It’s the most wonderful time of the year for some — the season in which your state and federal government pays its debt to you in the form of a big, fat tax refund. If you’re expecting Uncle Sam to be generous this year, it’s tempting to spend the money on luxury items or vacations as soon as it hits your bank account. But it’s not wise to splurge on a vacation or new TV when you’re still paying off high-interest credit card debt from the last vacation or big purchase.
When you receive your income tax refund, it’s okay to allow yourself a little treat. Just don’t blow all of it on new shoes and nice dinners. The best thing to do with your tax refund is to have fun with 10% of the money, then use the rest to improve your financial situation.
Here are 10 smart ways to use your income-tax refund wisely:
1. Pay off credit card debt with your tax refund.
If you’ve been battling the same credit card balance for some time now, the smartest thing to do with your tax refund is to use it to pay down your credit card and work toward getting out of debt. Putting a lump sum of cash toward your balance will save you hundreds of dollars in interest, and get some of your monthly bill burden off your back. Use your extra cash flow moving forward for better purposes, like saving for your next vacation.
2. Lighten your bill load.
If you don’t have any credit card debt (hooray!), you could tackle another bill that tends to sneak up at inopportune times, like your car insurance, for instance. Or, you could speed up the repayment of a student loan or an auto loan by plunking down a lump sum. If you budget, you can allocate the money for expensive times of year when you tend to run short, such as around holidays or paying for summer camp.
3. Invest your refund money in your IRA.
Ideally, you’re saving for retirement with automatic deposits into a 401(k) or IRA account. But if you’re like most people, you rarely have the extra money to contribute the maximum amount allowed. If you have a significant number of years before you retire and some investing luck, a couple of thousand dollars put away today has the potential to grow exponentially.

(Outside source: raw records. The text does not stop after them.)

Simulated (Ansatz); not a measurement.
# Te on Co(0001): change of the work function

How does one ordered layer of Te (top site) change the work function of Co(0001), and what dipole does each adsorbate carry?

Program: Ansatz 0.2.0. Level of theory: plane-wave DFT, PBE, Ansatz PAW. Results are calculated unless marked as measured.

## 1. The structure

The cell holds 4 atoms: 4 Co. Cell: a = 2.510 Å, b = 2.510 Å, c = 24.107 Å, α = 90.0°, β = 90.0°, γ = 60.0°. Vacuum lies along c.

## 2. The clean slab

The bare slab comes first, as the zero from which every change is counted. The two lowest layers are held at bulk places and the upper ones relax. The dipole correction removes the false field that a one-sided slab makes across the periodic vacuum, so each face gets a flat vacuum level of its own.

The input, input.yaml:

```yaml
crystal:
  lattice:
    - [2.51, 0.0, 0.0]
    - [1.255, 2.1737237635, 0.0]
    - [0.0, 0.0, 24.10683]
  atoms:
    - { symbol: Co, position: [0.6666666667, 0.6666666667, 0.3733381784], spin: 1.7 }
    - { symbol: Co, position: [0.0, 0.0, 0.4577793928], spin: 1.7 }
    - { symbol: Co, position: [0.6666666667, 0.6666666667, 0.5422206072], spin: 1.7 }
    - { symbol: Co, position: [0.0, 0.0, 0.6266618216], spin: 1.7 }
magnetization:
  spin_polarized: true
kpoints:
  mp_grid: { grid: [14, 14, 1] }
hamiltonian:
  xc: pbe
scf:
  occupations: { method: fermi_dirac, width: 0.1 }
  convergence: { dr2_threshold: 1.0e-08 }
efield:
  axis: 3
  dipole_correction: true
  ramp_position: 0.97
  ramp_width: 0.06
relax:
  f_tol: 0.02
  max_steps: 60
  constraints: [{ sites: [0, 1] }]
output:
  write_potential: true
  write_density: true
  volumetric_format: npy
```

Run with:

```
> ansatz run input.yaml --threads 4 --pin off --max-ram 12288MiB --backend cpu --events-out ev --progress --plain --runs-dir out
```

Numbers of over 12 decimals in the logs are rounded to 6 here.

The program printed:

4. Seed an emergency fund.
Experts recommend having three to six months of living expenses in a savings account in case you lose your job or something major happens. Of course, that’s not feasible for everyone, but every little bit helps. A smart way to use your tax refund is to sock it away for a rainy day. Once your emergency fund is started, you can continue to add a few dollars a week to it. This cushion can help cover things like home-appliance breakdowns or a temporary loss of income, so your unexpected expenses don’t wind up on your charge cards.
5. Invest in yourself.
This could mean taking a class in investing, registering for a conference or hiring a piano teacher. You’re not frittering away your tax refund but putting the money toward your long-term personal goals. A new skill, such as painting or music, can bring you happiness for years. It can save you money (if you learn to knit or build wooden furniture) and even earn you money if you take a career development class that will let you move to a more senior or higher-paying job.
6. Take care of a health issue you’ve been putting off because of the cost.
Put your tax refund toward your health. Whether it’s getting new glasses or taking care of a pricey dental problem, being able to do those things before they reach “I have no choice” emergency status is a blessing. Plus, you might save money by spending now before the problem gets larger.
7. Improve your home.
Consider putting your refund to good use by attending to important home improvements. Updates such as adding insulation and replacing old windows and doors save energy and therefore money. You might make the money you spend back in savings! Or perhaps it’s time to remodel your bathroom or kitchen. You’re adding value to your home at the same time you’re improving your living experience.
8. Apply your refund toward next year’s taxes.
This tax refund advice is commonly spread among self-employed taxpayers, who are required to pay quarterly taxes since they don’t have taxes withheld. By applying any overpayment toward upcoming tax payments, you can free up other cash.
9. Splurge on something you’ve always wanted to do.
If you’re out of debt and have substantial savings, consider using your tax refund to help fund the trip to Antarctica or Australia that you’ve always dreamed of taking. Such an experience can be life-changing, and you never know what impact it will have on your future until you actually do it. Plus, the memories will last a lifetime. (Read more tips about saving money for travel.)
10. Save some money for fun.
No matter what you decide to do with the bulk of your tax refund, go ahead and set aside a small percentage of it to enjoy guilt-free. Everyone deserves a splurge now and then, whether it’s dinner out at a nice restaurant, a massage or even a weekend getaway if you can swing it. Take our advice on saving money at restaurants and on entertainment, and you can get more fun out of the money you set aside to simply enjoy.
Most economists would say that you should not be getting a large refund in the first place. If you do, you should adjust your withholding to reduce the amount of tax taken from each paycheck. Otherwise, you are giving the government an interest-free loan.
How have you spend tax refunds in the past? What are you planning to do this year?